6. Data Aggregation

Example “WOZ-waarde”

Damian Trilling and Penny Sheets

This week, we will particularly look at techniques for aggregating data and for joining datasets. We use data on housing prices from https://data.amsterdam.nl/ .

As always, we first import some modules we need and load our data file.

import pandas as pd
import numpy as np
%matplotlib inline

Download the datafile here:

df = pd.read_csv('wozwaarde.csv', delimiter=';')

Cleaning up and recoding

When we inspect the data, we see that each “wijk” seems to be represented by a code (a letter plus two numbers). Essentially, the code is the first word of the “wijk” column. Let’s put it into a new coloumn.

The lambda function says: Take each cell, call the value x, split x into a list of words (we did that in the week on analyzing text), and then return the 0st element. We then put the result into a new column called code.

df.head()
df['code'] = df['wijk'].map(lambda x: x.split()[0])

If we now inspect the rows closer, we can see that the “wijken” have a letter and a two-digit numerical code, whereas some rows (e.g., row 10) contain information on the “stadsdeel” level, signified by only the letter.

This tells us something about the data structure.

It seems problematic that both are in the same tabel, given that the “stadsdeel” rows are essentially contain aggregated data from the “wijken”. We could check that, but it seems very reasonable to assume this, based on just looking at the dataframe.
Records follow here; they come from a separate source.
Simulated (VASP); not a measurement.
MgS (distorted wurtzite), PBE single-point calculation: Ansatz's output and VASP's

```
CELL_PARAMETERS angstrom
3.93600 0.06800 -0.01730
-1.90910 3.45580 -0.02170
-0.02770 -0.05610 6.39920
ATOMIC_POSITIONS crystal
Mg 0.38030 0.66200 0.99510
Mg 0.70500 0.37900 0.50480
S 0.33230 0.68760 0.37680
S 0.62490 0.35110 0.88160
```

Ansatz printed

Probably, it’s a good idea to seperate our dataframe into two different dataframes.

We can do so by just checking the length of the value in the code column that we created.

df
# select only the "stadsdelen" and put them into a new dataframe
stadsdelen = df[df['code'].map(lambda x: len(x)==1)]
stadsdelen['wijk'] = stadsdelen['wijk'].map(lambda x: x[2:])

Let’s read the information which letter is associated with which “stadsdeel” into a dictionary, that we can later use for recoding.

stadsdeelcodes = {}
for k, v in stadsdelen[['wijk','code']].to_dict(orient='index').items():
    stadsdeelcodes.update({v['code']: v['wijk']})
stadsdeelcodes
# put all "wijken" (which have a code that is longer than 1) into a new dataframe, 
# and remove their code (the first 4 characters) from their name
wijken = df[df['code'].map(lambda x: len(x)>1)]
wijken['wijk'] = wijken['wijk'].map(lambda x: x[4:])
wijken

We can now use the dictionry that we made above to automatically code in which stadsdeel a wijk is located (by looking up the first character (i.e., the letter) of their code in the dictionary stadsdeelcodes and putting the corresponding value in a new column, stadsdeel.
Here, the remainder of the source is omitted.